Governor Hochul signed into law a bill passed by the Assembly and Senate to clarify how a retailer can charge a surcharge on credit card purchases. The new law, which will take effect in February, will hopefully eliminate the confusion over the process of passing along exorbitant credit card fees to your customers.
For years it was generally understood that it was illegal in New York State to impose a surcharge on credit card sales. The law permitted providing a discount to cash customers, but it did not permit an additional charge being added for using a credit card. Businesses were permitted to have two-tier pricing for cash and credit – every gas station did it – but the legal way to offer two-tier pricing was by discounting cash payments.

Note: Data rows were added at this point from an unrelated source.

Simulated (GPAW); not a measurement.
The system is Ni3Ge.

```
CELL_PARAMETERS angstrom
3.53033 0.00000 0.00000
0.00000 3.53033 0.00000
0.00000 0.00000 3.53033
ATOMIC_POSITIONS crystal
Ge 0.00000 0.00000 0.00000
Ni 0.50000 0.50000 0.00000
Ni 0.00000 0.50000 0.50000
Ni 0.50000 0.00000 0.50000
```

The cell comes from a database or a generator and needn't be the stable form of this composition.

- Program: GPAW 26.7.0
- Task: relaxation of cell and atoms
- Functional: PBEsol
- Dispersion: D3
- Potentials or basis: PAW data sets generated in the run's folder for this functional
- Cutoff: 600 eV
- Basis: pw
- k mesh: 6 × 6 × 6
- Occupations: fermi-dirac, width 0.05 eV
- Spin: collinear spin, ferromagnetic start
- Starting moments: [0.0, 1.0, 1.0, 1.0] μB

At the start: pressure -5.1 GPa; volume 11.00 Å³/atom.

In 2018, the New York Court of Appeals, in a challenge to the law, ruled that the statute as it reads is incorrect and that merchants may in fact impose a surcharge on credit card purchases so long as they post the total dollars and cents the customer will be charged. This meant that the total price including the credit card surcharge was presented to the customer. The court was quite clear that the customer must not be required to do the math themselves to determine the total price.
Over the past five years since this court decision was handed down it has been regularly misinterpreted. The message that “surcharges are okay” was heard loud and clear (with the help of credit card processors) but the part about having to list the total price of each item was lost in the wind. Signs popped up in all types of retail locations announcing surcharges on credit card purchases of varying percentages, usually with an explanation that the business was merely “passing along the cost” of credit card processing. But unless those businesses listed out the total price with the surcharge added for each item they were in violation of the law.
In order to ensure transparency, the new law requires businesses to clearly post the highest price that a consumer might pay for each item. Businesses are permitted to offer two-tier pricing systems in which the credit card price is listed alongside the cash price. This works well for businesses with limited items (like gas stations) but can be confusing and seemingly impossible to apply to a restaurant menu. With customers using credit cards to pay for the overwhelming share of transactions, some businesses have transitioned to giving a discount to customers who pay with cash – a practice that does not require itemized pricing. Make sure you consider the requirement of the new law as you try to navigate the constantly increasing costs of operating your business.